9' Practice Tunnel w/22" Diameter
The perfect solution for an affordable, yet durable tunnel for backyard practice! Featuring a steel coil that is sewn inside the lining (nothing will catch on the dog), and like a big slinky it condenses up for easy lightweight storage. The material has the weight and feel of lightweight canvas. It is durable, resists the roughness of dogs claws, yet only weighs between 8-12 lbs!9' Tunnel (the most popular size) has a 22" diameter, and comes in Royal Blue w/red stripes (see picture above). It can be curved, and has a special flap for attaching two tunnels together to make one long one!
"How do these tunnels compare to competition tunnels?"

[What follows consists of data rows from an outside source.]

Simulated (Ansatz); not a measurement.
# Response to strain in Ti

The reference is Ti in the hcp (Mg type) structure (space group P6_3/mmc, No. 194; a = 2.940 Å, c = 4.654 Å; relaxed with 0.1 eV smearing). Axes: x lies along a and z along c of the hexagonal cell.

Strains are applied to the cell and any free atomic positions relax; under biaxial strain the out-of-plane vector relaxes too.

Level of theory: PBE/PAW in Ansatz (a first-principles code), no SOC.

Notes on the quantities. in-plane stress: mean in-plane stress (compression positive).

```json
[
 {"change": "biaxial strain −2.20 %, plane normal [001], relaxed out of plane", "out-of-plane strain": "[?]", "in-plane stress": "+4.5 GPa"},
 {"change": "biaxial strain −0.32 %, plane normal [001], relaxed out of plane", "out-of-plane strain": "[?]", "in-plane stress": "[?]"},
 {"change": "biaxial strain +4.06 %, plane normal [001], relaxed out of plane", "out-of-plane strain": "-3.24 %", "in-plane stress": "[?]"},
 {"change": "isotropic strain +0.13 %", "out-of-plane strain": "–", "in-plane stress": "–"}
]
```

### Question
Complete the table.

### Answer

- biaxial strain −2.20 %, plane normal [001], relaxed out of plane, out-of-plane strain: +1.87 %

Minimum standards for "regulation" tunnels are 10 to 20 feet long, with an entrance 22-26 inches in diameter (usually 24"). Our portable 9 foot tunnel has a 22" diameter, and is made of a different, lightweight material. The competition tunnels are very heavy in construction, and are a challenge for one person alone to move and carry. (approx.50 lbs) They are great if many dogs are going to be running through it, but not so good for one-person set-up, storage space, or for the budget. But one advantage of competition tunnels for serious home practice may be the extra 2" of diameter size. Big dogs have to do a little crouching to get through any size tunnel, but the smaller the diameter, the more they learn to "crouch" when running through, and it could slow their performance if all you train with is the smaller diameter tunnel. Many people with big dogs are content to use the practice tunnels at home anyways, because competitions COULD have a tunnel with a 22" diameter. (though we've never seen one). (although to complicate matters more, the braces we include with the practice tunnels push against the material, causing it to lose approx. another inch).
"How do I keep my tunnel from rolling in the wind?"
These tunnels need to be staked down so the wind doesn't blow it away, and also so they don't move when your dog barrels through it at lightning speed. One way is pound garden stakes/poles on each side of your tunnel. Two on each end is sufficient. Another way is to use gallon milk jugs weighted down with sand or gravel (or water), and get a bungee cord to hook on the handles and go over the top.
"How do I care for my practice tunnel?"
These tunnels are ideal for both indoor and outdoor use. Their weathering qualities are like canvas tents: you can leave them out and they will dry if wet. Prolonged exposure to the hot sun with not enough moisture can dry it out, however, so we suggest bringing them in if you don't think you will be using it for a week or more, especially in the summer. It also helps to periodically treat your tunnel with a waterproofing spray such as Scotchguard, available in your local Walmart or camping supply store. It is a spray used to treat canvas tents and make them more water repellant.
"My dog loves the tunnel already. Why should I have one for my own practice?"
Actually, this is the reason why you should get one. When practicing, the tunnel works great for a reward... to break up the monotony of other obstacles he might not like as well. For example, after your dog does a stay on the pause table, use the tunnel as your next obstacle! Or after the weave poles. Your dog will be much more eager to learn the more difficult obstacles if he has his favorite obstacle in the lineup.
Also, the tunnel IS one of the obstacles that is most often used for tricky "traps" in a trial. By having your own tunnel, you can do many different control exercises that will make him less apt to fall for these tunnel traps. In advanced agility training, you will want to teach your dog to "go ahead' into the tunnel ahead of you, and you will want to do "cross behinds", and "call-offs" using the tunnel too.